Rain Garden House | Rainwater Harvesting Retrofit

East Dulwich Rear Extension Designed as a Hydrological and Vegetated System

This project reworks the rear of a terraced house in East Dulwich, extending and reimagining the relationship between domestic space and garden through a continuous ecological system that binds structure, water, and planting.

Rather than treating the extension as a discrete addition, the design establishes a synthesis between house and landscape, where environmental processes are made visible and actively shape spatial experience.

Architectural Strategy

A timber-framed structure forms the primary extension, enclosing a new open-plan kitchen and dining space. This lightweight construction is wrapped in a flexible waterproof membrane, overlaid with stainless steel trellising that supports climbing vegetation across the surface of the building.

Over time, the extension is designed to be partially vegetated, blurring the boundary between architecture and garden and allowing planting to become an active layer of the building envelope.

The folded roof form acts as both spatial device and environmental infrastructure, shaping interior volume while collecting rainfall from the wider building. Water is directed through a projecting spout, turning rainfall into a legible architectural event.

Water and Landscape System

At ground level, a dedicated rain garden receives collected roof water. This landscape basin is designed to temporarily retain and gradually percolate water into the soil below, reducing surface runoff while supporting a diverse planting ecology.

Plant species selected for periodically saturated conditions are combined with reclaimed masonry elements that guide and slow water movement through the garden. This introduces a layered hydrological system where hard and soft landscape elements operate together.

The house and garden function as a single water-responsive system, where rainfall is not diverted away but actively integrated into the life of the site.

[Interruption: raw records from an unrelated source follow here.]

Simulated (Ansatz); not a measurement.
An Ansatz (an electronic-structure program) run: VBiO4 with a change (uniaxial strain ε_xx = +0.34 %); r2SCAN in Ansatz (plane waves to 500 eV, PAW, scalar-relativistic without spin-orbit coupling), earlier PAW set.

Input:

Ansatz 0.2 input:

Light and Spatial Experience

A large triangular rooflight brings diffuse daylight into the depth of the plan and provides framed views of the sky above. This opening reinforces the connection between interior space and changing weather conditions, extending the perception of the garden vertically as well as horizontally.

Photography: Arboreal Architecture

Location: East Dulwich, London, United Kingdom

Property type: Victorian terraced house (rear extension and garden retrofit)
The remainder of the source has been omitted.